What happens in the U.S. doesn't always stay there. Shares in Asia were up overnight but not with a lot of conviction as comments by New York Fed President William Dudley and Atlanta Fed chief Dennis Lockhart pushed American shares down after both said in public statements that the U.S. central bank could raise the nation's short-term interest rates at its September policy meeting.
The Nikkei Stock Average meanwhile gained 0.6 on the back of a weaker yen, and Australia’s S&P/ASX 200 fell 0.1%. Korea’s Kospi traded 0.7% lower. The dollar edged up 0.2 percent to 100.485 yen during Asian trade after falling to 99.550 overnight, its lowest since June 24.

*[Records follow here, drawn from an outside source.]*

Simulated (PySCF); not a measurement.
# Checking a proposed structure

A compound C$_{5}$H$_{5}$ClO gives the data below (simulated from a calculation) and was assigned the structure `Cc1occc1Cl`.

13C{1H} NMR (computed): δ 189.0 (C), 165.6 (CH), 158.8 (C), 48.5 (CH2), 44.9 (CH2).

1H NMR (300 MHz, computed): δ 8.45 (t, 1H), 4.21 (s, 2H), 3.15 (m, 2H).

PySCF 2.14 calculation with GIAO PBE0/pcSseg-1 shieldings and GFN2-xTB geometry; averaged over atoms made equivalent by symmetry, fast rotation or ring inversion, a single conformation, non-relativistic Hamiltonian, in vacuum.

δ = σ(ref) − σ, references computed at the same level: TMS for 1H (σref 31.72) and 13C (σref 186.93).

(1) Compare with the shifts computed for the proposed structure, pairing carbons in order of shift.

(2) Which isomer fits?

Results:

The WSJ reported: China got a tepid response from investors on its plans to further open up its equity markets, contributing to Wednesday’s mixed performance in shares across Asia.
At the midday break, Hong Kong’s Hang Seng Index rose just 0.2%, with the Shanghai Composite declining by 0.2%.
Both the Shenzhen Composite Index and the ChiNext index, a listing board focused on fast-growing startups, were up 0.3%.
Late Tuesday, China gave the green light to a stock-trading link between Hong Kong and the tech-heavy Shenzhen exchanges, while scrapping important limits on how much foreigners can invest in the country’s stocks in an effort to entice global investors. However, daily trading flows into both Shenzhen and Shanghai, China’s other main market, will remain capped at 13 billion yuan ($1.96 billion) a day, and many Shenzhen-listed companies still won’t be easily accessible.
Market analysts were skeptical over how attractive this trading link would be to foreign investors, who can already invest in China’s domestic markets through the Qualified Foreign Institutional Investors scheme.
The consensus seem to be investors are waiting to see what central banks are going to do.